1. 35
  1.  

  2. 6

    Perhaps a useful perspective is thinking of spam against your site as a war of attrition. If your costs are equal or lower to your enemy (per-query) then they won’t act much and you can sit back in your deck chair on the castle. If every action they take is cheap for them but expensive for you then you’re pretty much skewered.

    The “obvious” way around this is to make your site as cheap per query as possible. Whilst that’s dead easy for my boring blog I suspect this is a completely stupid suggestion for Marginalia :)

    The only other option is to make their queries more costly:

    • Using a 3rd party spam filtering service (like the article details)
    • Requiring registration and login before submitting queries
    • Requiring human-solved captchas
    • Requiring (not in a crypto-money sense) “proof of work” client-solved captchas.

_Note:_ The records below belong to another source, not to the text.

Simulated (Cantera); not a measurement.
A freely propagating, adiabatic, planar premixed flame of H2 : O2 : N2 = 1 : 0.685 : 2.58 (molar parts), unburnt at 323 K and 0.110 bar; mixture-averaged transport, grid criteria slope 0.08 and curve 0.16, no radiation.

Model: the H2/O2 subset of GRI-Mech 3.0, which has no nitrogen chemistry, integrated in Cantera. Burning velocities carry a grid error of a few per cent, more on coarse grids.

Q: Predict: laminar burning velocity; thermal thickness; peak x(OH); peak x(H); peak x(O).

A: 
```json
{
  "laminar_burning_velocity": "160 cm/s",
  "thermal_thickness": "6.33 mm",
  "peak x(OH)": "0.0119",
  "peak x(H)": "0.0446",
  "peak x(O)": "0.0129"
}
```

    The last item might (might?) be a possibility. Some annoying javascript algorithm that takes several seconds of processing to solve a puzzle the server already (cheaply) knows the answer to. If the correct answer isn’t submitted with the query then the query is blocked. Sadly this also batters accessibility.

    On my blog I implement a combo of a single-word captcha and a blank-field captcha. I’m only happy with it because I have a global limit if things go askew, which provides a nice human-scale backup. That’s also not really feasible for your site :/

    Users accounts and logins is a sucky solution. I’ve read before that often the users that sign up are the worst abusers :| and handling user registrations is a PITA for everyone including you.

    Maybe even something simpler and stupider like getting them to send a predefined 100KiB block of text in a <textarea></textarea> every time they query (which still costs you, but perhaps overall deflects enough/all of the bots to gain a net win). Keep upping its size until you see an impact. It would be a minor accessibility cost to users on limited bandwidth or capped connections and a zero accessibility cost for people using non-standard browsers (screen readers, etc).

    1. 5

      upwards of 15 queries per second from bots

      The search engine is hosted on residential broadband, it’s hosted on a souped up PC.

      I feel like that mostly sums up the particular problem for the author. I understand that a search engine probably requires significantly more resources to serve requests than other kinds of sites or web apps, but yeah.

      Bots are definitely problems for some of the other situations that are mentioned like web forums and comment sections. That being said, you can usually get a lot of that fixed using simple methods like captchas or having any kind of login system in front of it.

      On the other hand, consider the search engine itself. It wouldn’t be possible without a bot crawling + scraping huge numbers of websites repeatedly. Yeah I know there are “good bots” and “bad bots” but the idea is that bots are a feature rather than a bug of the internet.

      I really don’t believe that bots are “absolutely crippling the Internet ecosystem” or that “They’re a major part in killing off web forums, and a significant wet blanket on any sort of fun internet creativity or experimentation”.

      1. 1

        I feel like that mostly sums up the particular problem for the author. I understand that a search engine probably requires significantly more resources to serve requests than other kinds of sites or web apps, but yeah.

        On the other hand, I suspect there are enough SEO/adspam bots out there that Jevons Paradox applies. Run on a faster server, get more bot queries.

      2. 3

        “Botspam Apocalypse” would make a great name for a band.

        1. 2

          Would have been a good name for this lot …

          https://www.youtube.com/watch?v=9gMX_hR-RoM

        2. 2

          I doubt anyone is coding bots for marginalia. Captcha: “write ‘hello’ in this text field”. Need something harder? “draw an X using this 3x3 grid of checkboxes”.